Yeah, I read the post eager to see what AdGuard's thoughts were after building their MV3-based blocker, but the article never actually goes anywhere. It's just repeating Mozilla's stance from at least a year ago.
I tested both AdGuard and uBlock Origin in MV3 for a while, and they seemed fine to me. Adguard's had less friction due to opting sites into cosmetic filtering by default.
No? The submission was for a blog post from 2 days ago by AdGuard, and now you've made it into a blog post by Mozilla from last year. That's a pretty extreme change. The Mozilla blog post gives some background, so why not just post that link instead of changing the whole submission?
This was a mistake, dang. Not to mention it doesn't have (2022). Which it didn't need, before you changed the link.

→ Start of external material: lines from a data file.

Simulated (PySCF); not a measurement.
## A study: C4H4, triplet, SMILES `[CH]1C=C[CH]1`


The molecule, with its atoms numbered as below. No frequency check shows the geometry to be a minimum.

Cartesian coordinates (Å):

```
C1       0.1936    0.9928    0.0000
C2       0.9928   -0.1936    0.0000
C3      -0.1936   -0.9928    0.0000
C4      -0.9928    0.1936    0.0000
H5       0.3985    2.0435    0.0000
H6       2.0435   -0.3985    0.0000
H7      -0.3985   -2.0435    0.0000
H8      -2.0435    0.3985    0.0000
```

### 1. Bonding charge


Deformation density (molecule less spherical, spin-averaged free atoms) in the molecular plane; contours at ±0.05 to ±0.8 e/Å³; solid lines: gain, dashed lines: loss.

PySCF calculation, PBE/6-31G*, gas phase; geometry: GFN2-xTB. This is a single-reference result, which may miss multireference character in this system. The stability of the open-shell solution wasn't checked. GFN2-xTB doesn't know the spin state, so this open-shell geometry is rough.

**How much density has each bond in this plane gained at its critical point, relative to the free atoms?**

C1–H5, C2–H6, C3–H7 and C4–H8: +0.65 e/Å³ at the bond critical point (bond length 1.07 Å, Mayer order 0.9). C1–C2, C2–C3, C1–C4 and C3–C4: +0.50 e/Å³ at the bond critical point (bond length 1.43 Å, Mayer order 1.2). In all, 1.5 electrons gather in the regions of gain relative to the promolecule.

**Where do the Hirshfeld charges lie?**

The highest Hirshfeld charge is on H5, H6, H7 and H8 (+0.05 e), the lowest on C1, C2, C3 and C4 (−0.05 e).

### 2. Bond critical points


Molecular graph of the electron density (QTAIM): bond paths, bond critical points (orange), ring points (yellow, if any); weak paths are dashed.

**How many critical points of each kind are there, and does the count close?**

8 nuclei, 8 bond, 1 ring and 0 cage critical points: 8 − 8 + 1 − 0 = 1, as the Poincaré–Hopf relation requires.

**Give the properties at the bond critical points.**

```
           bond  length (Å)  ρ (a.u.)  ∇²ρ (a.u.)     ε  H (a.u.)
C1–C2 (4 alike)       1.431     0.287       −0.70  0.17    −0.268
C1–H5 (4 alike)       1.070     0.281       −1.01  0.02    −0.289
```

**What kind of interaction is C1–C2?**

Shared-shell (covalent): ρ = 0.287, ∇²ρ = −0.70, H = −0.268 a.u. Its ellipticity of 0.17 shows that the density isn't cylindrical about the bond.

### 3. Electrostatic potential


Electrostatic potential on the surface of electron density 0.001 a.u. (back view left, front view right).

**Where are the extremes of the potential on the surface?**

The AdGuard blog post has details that the Mozilla post doesn't, such as a specific discussion about ad blocking, as well as recent developments in Chrome's deprecation timeline.
I've seen some pretty weird submission alterations recently, not sure what's purpose of that. I know there's tendency to have information linked to as close to original source as possible but it's just complete miss sometimes
We haven't changed anything about how we edit titles or URLs—all these practices have been stable for many years. So if you've noticed weirder changes lately, it must just be luck of the draw.
I obviously got this change wrong since people hated it so much - but no one much liked the original URL either (e.g. https://news.ycombinator.com/item?id=34850937). If there's a better article, we can change it again.
> If there's a better article, we can change it again.
There's not a better article. I think people are mainly confused by the title of the article.
There are 2 different links to mozilla.org with background info in the first 3 sentences of the article, so it seems like people just aren't clicking those links.
To me, it's clear that the intention of the article is primarily to criticize Google and Chrome, with a contrast to the behavior of Mozilla and Firefox. Which is why the title can be a bit confusing, and people are expecting a long explanation of what Firefox did, when the point is really that Google could and ought to do better.
Much worse dang. The original article wasn't bad; it just glossed over the details. But has a lot on the background and the migration to V3, so another vote to revert to the original submission.